Monolithic two-level Schwarz preconditioner for Biot's consolidation model in two space dimensions

TL;DR

This paper develops and analyzes a monolithic two-level Schwarz preconditioner tailored for efficiently solving the Biot consolidation model in two dimensions, demonstrating its effectiveness through theoretical analysis and numerical tests.

Contribution

It introduces a novel monolithic overlapping domain decomposition method for the Biot problem, with a rigorous convergence analysis and validation through numerical experiments.

Findings

The preconditioner achieves uniform convergence rates.

Numerical results confirm theoretical predictions.
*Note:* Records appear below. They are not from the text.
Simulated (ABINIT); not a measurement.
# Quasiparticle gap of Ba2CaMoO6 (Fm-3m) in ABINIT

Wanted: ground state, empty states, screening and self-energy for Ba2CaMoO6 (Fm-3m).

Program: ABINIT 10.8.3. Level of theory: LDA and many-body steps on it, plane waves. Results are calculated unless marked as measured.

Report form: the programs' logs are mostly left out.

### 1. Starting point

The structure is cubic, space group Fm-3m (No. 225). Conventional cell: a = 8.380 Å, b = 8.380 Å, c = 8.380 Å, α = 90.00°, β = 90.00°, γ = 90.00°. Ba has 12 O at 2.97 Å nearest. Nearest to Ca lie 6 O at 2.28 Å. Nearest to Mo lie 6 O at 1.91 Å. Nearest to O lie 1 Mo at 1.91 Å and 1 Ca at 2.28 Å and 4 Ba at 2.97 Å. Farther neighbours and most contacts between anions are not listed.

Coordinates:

Effective for two-dimensional Biot model problems.

Abstract

This paper addresses the construction and analysis of a class of domain decomposition methods for the iterative solution of the quasi-static Biot problem in three-field formulation. The considered discrete model arises from time discretization by the implicit Euler method and space discretization by a family of strongly mass-conserving methods exploiting $H^{div}$-conforming approximations of the solid displacement and fluid flux fields. For the resulting saddle-point problem, we construct monolithic overlapping domain decomposition (DD) methods whose analysis relies on a transformation into an equivalent symmetric positive definite system and on stable decompositions of the involved finite element spaces under proper problem-dependent norms. Numerical results on two-dimensional test problems are in accordance with the provided theoretical uniform convergence estimates for the two-level multiplicative Schwarz method.